Ghormeh what?! Often one of the most marveled foods in Persian cuisine, ghormeh sabzi is by far my favorite Iranian dish. Traditionally, ghormeh sabzi is made with beef or chicken, and you can totally make it that way if you choose. I opted to a vegetarian/vegan version of ghormeh sabzi that packs all the flavor and nutrition of the herbs without a ton of saturated fat from the beef.

The Origins of Ghormeh Sabzi

I could easily write a book about Persian food (and probably will one day). But in a nutshell, traditional Persian food operates on a seasonal basis. Certain dishes are made in the warmer months and certain foods are prepared in the colder season. Of course, today we have access to a bunch of ingredients and don’t really depend on the seasons. But to ancient Persian nomads and civilizations, eating seasonally was the only way they knew of.

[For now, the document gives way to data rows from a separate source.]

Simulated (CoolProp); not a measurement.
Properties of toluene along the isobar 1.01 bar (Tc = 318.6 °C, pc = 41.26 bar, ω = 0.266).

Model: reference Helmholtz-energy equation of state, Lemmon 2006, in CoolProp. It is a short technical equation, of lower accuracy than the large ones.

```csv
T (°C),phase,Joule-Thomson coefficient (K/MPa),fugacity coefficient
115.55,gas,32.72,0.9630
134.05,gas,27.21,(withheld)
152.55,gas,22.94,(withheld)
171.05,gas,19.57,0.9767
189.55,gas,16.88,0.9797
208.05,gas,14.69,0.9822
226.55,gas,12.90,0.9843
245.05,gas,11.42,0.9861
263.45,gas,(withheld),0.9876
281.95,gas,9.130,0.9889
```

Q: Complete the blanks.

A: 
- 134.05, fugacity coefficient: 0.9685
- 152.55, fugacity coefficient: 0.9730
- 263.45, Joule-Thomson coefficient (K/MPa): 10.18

I tried to find out more about the origins of ghormeh sabzi, but didn’t have much luck. Wikipedia because that’s such a reliable source says ghormeh sabzi dates back to 500 or 1,000 years ago. I have a feeling the dish is probably older than that. I also have a feeling this dish was probably made in the warm summer months, especially towards the end of summer and the start of fall.

ghormeh sabzi 1 retouched

Why summer? Think about it. This dish requires A LOT of fresh herbs. In the summer, Iranians probably had more wild herbs than they knew what to do with. The answer was to cook all of these herbs down into a savory stew and add some meat and beans to make the dish more satiating. I wouldn’t be surprised if ghormeh sabzi was accidentally invented by an ancient Iranian woman who simply wanted to use up a bunch of produce and herbs before they spoiled and autumn started.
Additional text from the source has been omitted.